I used cofactor expansion along the first column to realize that f is a polynomial of degree n-1. The next step is to show that 1, 2, 3... n-1 are roots of f, but I'm not sure how to do this.

I've attached an image containing the problem statement.

Guest Apr 8, 2020

#1**+1 **

Expanding down the first column shows that the expansion is a polynomial of degree n - 1.

If, in a determinant,the elements of a single row are added to the corresponding elements of another row, then the value of the determinant is unaltered. The same goes for columns, adding the elements of any column to the corresponding elements of any other column leaves the value of the determinant unaltered. The same is also true for subtraction. Subtracting any row from any other row or any column from any other column leaves the value of the determinant unaltered. (Any of these operations can be carried out multiple times.)

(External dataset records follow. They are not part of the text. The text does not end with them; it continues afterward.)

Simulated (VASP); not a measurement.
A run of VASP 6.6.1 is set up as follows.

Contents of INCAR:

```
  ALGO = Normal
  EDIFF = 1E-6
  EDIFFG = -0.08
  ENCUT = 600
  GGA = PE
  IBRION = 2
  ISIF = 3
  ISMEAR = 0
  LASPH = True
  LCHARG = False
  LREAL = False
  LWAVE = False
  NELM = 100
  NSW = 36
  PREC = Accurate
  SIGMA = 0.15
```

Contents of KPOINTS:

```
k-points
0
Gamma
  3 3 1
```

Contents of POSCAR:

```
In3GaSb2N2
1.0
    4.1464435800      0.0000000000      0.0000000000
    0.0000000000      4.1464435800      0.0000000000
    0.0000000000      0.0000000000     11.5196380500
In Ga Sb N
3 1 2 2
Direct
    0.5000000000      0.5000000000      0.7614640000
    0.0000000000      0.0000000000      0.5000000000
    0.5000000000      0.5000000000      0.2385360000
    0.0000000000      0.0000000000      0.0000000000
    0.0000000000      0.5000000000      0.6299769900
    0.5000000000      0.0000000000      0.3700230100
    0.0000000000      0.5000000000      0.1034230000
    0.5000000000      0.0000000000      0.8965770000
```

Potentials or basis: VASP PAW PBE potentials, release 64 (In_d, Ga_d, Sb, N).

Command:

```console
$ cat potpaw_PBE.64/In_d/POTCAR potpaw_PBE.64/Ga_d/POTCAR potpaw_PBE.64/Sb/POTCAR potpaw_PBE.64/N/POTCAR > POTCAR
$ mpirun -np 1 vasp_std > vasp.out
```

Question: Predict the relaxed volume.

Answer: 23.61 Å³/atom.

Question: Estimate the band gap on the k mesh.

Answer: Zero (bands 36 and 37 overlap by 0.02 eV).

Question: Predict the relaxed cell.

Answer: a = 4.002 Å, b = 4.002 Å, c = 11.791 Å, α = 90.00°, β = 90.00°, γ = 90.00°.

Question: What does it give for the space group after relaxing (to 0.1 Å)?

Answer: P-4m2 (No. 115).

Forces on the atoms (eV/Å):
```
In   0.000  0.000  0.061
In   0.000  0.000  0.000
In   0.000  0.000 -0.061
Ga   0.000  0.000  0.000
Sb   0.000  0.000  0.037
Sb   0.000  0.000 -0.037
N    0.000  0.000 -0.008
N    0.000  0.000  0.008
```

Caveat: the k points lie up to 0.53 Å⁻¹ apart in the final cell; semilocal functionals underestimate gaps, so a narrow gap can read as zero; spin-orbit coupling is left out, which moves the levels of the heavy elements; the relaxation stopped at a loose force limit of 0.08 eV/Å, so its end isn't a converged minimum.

So, in your example, put x = 1 and all of the elements in the first column will equal 1. Subtract this first column from the second column, (which has all of its elements equal to 1), and you have a column (the second column) consisting entirely of zeros. On expansion then, the value of the determinant will be zero, implying that (x - 1) is a factor of the polynomial.

Next, put x = 2 and the first column will be identical with the third column, so on subtraction there will be again a complete column of zeros. That impies that (x - 2) is a factor of the polynomial.

Repeat for x = 3, 4, ... , n - 1.

The coefficient of the leading term is unlikely to be 1, so the product of the factors will be multiplied by some constant C.